If the broad name is forward-looking, document the planned scope in the PR description so the name is justified. Otherwise, rename it to match the current contents (e.g. MakeDateAndIntervalUtils).

@gengliangwang gengliangwang force-pushed the SPARK-56915-make-date-interval branch from 9ddcf71 to c13127e Compare May 18, 2026 21:57
@gengliangwang
Copy link
Copy Markdown
Member Author

Addressed in c13127e, thanks @viirya:

  • Class renamed DateTimeConstructorUtilsMakeDateAndIntervalUtils. The new name matches the current contents (only makeDateExact + makeIntervalExact) and avoids the magnet-class risk you flagged. If future PRs add more constructor-style helpers, we can rename again at that point.
  • makeDateExact javadoc tightened to clarify it only catches the DateTimeException thrown by LocalDate.of(...) for invalid year/month/day. Anything else (e.g. the ArithmeticException from DateTimeUtils.localDateToDays's internal toIntExact on day-count overflow) propagates to the caller unchanged.
  • secFrac fallback fixed. Replaced both branches' sec.getOrElse("…") (the non-ANSI's "0" was the wrong Java type anyway) with sec.get plus a comment noting that MakeInterval always passes 7 children — the auxiliary this(…) constructors fill missing slots with Literal(0) / Literal(Decimal(0, …)), so SeptenaryExpression.nullSafeCodeGen always provides Some(…) to the lambda.

PTAL.

* the user-facing {@code ansiDateTimeArgumentOutOfRange} /
* {@code arithmeticOverflowError}.
*/
public final class MakeDateAndIntervalUtils {
Copy link
Copy Markdown
Contributor

Choose a reason for hiding this comment

The reason will be displayed to describe this comment to others. Learn more.

There are many similar PRs ongoing, do we have a plan for adding and consolidating these util java functions? I feel the current one-expression-one-java-class approach is a bit overkill, shall we group them?

…mode

### What changes were proposed in this pull request?

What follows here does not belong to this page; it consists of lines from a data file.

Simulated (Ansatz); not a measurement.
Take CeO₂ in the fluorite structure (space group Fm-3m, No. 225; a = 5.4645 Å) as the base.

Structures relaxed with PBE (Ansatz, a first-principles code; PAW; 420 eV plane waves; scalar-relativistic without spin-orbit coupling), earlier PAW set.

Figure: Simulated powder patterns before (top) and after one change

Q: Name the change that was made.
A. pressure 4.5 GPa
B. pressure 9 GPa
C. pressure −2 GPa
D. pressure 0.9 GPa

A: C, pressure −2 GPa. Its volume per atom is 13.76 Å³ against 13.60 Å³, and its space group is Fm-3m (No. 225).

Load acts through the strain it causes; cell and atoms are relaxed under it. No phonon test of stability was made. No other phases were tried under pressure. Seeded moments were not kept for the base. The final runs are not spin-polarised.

Introduce `DateTimeConstructorUtils.java` with two static helpers:
* `makeDateExact(int year, int month, int day)`: wraps
  `LocalDate.of(...) + DateTimeUtils.localDateToDays(...)` in the
  `ansiDateTimeArgumentOutOfRange(DateTimeException)` try/catch.
* `makeIntervalExact(int years, int months, int weeks, int days,
  int hours, int mins, Decimal secs)`: wraps `IntervalUtils.makeInterval`
  in the `arithmeticOverflowError(message, "", null)` try/catch.

`datetimeExpressions.MakeDate` and `intervalExpressions.MakeInterval`
delegate to the helpers in their `failOnError = true` codegen + eval
paths. The non-ANSI branch keeps the inline `try/catch -> null` form
because it sets `isNull = true` on failure.

### Why are the changes needed?

Part of SPARK-56908 (umbrella). The 7-line try/catch wrapper that maps
`DateTimeException` / `ArithmeticException` to the user-facing ANSI
error was emitted inline in `doGenCode`; the helper collapses it to a
single call per call site without losing the wrapped exception's
message (no `QueryContext` argument is involved, so this PR introduces
no per-row `references[]` regression).

### Does this PR introduce _any_ user-facing change?

No. The compiled behavior is identical; only the emitted Java source
text changes.

### How was this patch tested?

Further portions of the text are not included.